Although there are best practices for AI Fabric backend networks, such as Data Center Quantized Congestion Control (DCQCN) for congestion avoidance, rail-optimized routed Clos fabrics, and Layer 2 Rail-Only topologies for small-scale implementations, each vendor offers its own validated design. This approach is beneficial because validated designs are thoroughly tested, and when you build your system based on the vendor’s recommendations, you receive full vendor support and avoid having to reinvent the wheel.
However, instead of focusing on any specific vendor’s design, this chapter explains general design principles for building a resilient, non-blocking, and lossless Ethernet backend network for AI workloads.

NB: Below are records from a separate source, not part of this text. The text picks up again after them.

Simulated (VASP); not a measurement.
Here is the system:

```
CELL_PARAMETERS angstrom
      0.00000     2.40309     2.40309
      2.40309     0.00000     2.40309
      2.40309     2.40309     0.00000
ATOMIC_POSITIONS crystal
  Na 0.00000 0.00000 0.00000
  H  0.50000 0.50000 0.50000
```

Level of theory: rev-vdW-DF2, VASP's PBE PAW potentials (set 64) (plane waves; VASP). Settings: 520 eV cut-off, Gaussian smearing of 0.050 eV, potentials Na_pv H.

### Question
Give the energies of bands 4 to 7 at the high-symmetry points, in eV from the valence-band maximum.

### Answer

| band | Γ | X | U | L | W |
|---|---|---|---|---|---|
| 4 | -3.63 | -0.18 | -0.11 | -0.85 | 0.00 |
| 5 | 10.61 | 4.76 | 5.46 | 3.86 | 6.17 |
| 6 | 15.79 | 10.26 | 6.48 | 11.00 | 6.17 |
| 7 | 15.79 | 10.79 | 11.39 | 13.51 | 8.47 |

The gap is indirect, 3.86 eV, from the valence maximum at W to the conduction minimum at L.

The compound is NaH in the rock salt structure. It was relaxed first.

Before diving into backend network design, this chapter first provides a high-level overview of a GPU server based on NVIDIA H100 GPUs. The first section introduces a shared NIC architecture, where 8 GPUs share two NICs. The second section covers an architecture where each of the 8 GPUs has a dedicated NIC.
Shared NIC
Figure 13-1 illustrates a shared NIC approach. In this example setup, NVIDIA H100 GPUs 0–3 are connected to NVSwitch chips 1-1, 1-2, 1-3, and 1-4 on baseboard-1, while GPUs 4–7 are connected to NVSwitch chips 2-1, 2-2, 2-3, and 2-4 on baseboard-2. Each GPU connects to all four NVSwitch chips on its respective baseboard using a total of 18 NVLink 4 connections: 5 links to chip 1-1, 4 links to chip 1-2, 4 links to chip 1-3, and 5 links to chip 1-4.
The NVSwitch chips themselves are paired between the two baseboards. For example, chip 1-1 on baseboard-1 connects to chip 2-1 on baseboard-2 with four NVLink connections, chip 1-2 connects to chip 2-2, and so on. This design forms a fully connected crossbar topology across the entire system.
Thanks to this balanced pairing, GPU-to-GPU communication is very efficient whether the GPUs are located on the same baseboard or on different baseboards. Each GPU can achieve up to 900 GB/s of total GPU-to-GPU bandwidth at full NVLink 4 speed.
For inter-GPU server connection, GPUs are also connected to a shared NVIDIA ConnectX-7 200 GbE NIC through a PEX89144 PCIe Gen5 switch. Each GPU has a dedicated PCIe Gen5 x16 link to the switch, providing up to 64 GB/s of bidirectional bandwidth (32 GB/s in each direction) between the GPU and the switch. The ConnectX-7 (200Gbps) NIC is also connected to the same PCIe switch, enabling high-speed data transfers between remote GPUs and the NIC through the PCIe fabric.
While each GPU benefits from a high-bandwidth, low-latency PCIe connection to the switch, the NIC itself has a maximum network bandwidth of 200 GbE, which corresponds to roughly 25 GB/s. Therefore, the PCIe switch is not a bottleneck; instead, the NIC’s available bandwidth must be shared among all eight GPUs. In scenarios where multiple GPUs are sending or receiving data simultaneously, the NIC becomes the limiting factor, and the bandwidth is divided between the GPUs.
In real-world AI workloads, however, GPUs rarely saturate both the PCIe interface and the NIC at the same time. Data transfers between the GPUs and the NIC are often bursty and asynchronous, depending on the training or inference pipeline stage. For example, during deep learning training, large gradients might be exchanged periodically, but not every GPU constantly sends data at full speed. Additionally, many optimizations like gradient compression, pipeline parallelism, and overlapping computation with communication further reduce the likelihood of sustained full-speed congestion.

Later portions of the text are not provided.